Why Getting Your Head Kicked In Is Not Always a Bad Idea
The other day I took my upgrade to CAT 4 for road racing after talking to some friends on a coffee shop ride. I had been hesitant to pursue it, and I doubt that based on my results anyone would force it on me. So I asked out loud at 22 mph in a paceline, "What do you think I should do?"
One friend commented, "You better get that upgrade and get out there next year and win." This wasn't really what I expected to hear, nor was it what I was looking to hear!
We laughed and talked about the dangers of staying in one place and not moving up to the next level. Moving up to the next level, especially when it's hard is a way to really push yourself beyond what you think you can do. Later that night, I put in my request and it was accepted. Uh oh, next year is going to be interesting.
In a recent interview with Lotto NL Jumbo pro, Sepp Kuss, the VeloNews Fast Talk Podcast team learned about the young rider's moving up through the rankings. Kuss talked about several races in Europe in which the pace, conditions and climbs that he faced devastated him. These were far more challenging than what he was used to domestically, but eventually his body adapted to those races, and he learned to race at that intensity. He also learned a lot about racing smarter and managing his efforts. I found Kuss to be quite inspiring. You should check the podcast out; it's great.

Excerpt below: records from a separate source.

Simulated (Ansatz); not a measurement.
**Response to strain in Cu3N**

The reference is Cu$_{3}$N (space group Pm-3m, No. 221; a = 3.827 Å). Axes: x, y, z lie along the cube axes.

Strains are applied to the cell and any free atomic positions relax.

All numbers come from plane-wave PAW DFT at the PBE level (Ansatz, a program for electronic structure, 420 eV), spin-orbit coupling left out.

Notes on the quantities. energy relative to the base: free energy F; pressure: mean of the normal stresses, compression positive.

As cyclocross season comes on, getting my head kicked in seems like a regular occurrence, but it is also one of the most enjoyable head bashings that I can imagine. Being out on a tough course handling technical stretches and tackling obstacles are all things that have helped me improve over time. The challenge has always been very daunting, but by going out and allowing myself to take a beating every week I came back stronger week after week after week.
Let's hope on the eve of the first cyclocross race of 2018 that this cycle of getting my head kicked in and coming back again pays off. For once, it would be nice to have a good season in cross and reap some benefits for all the time, energy, and effort that I put into it.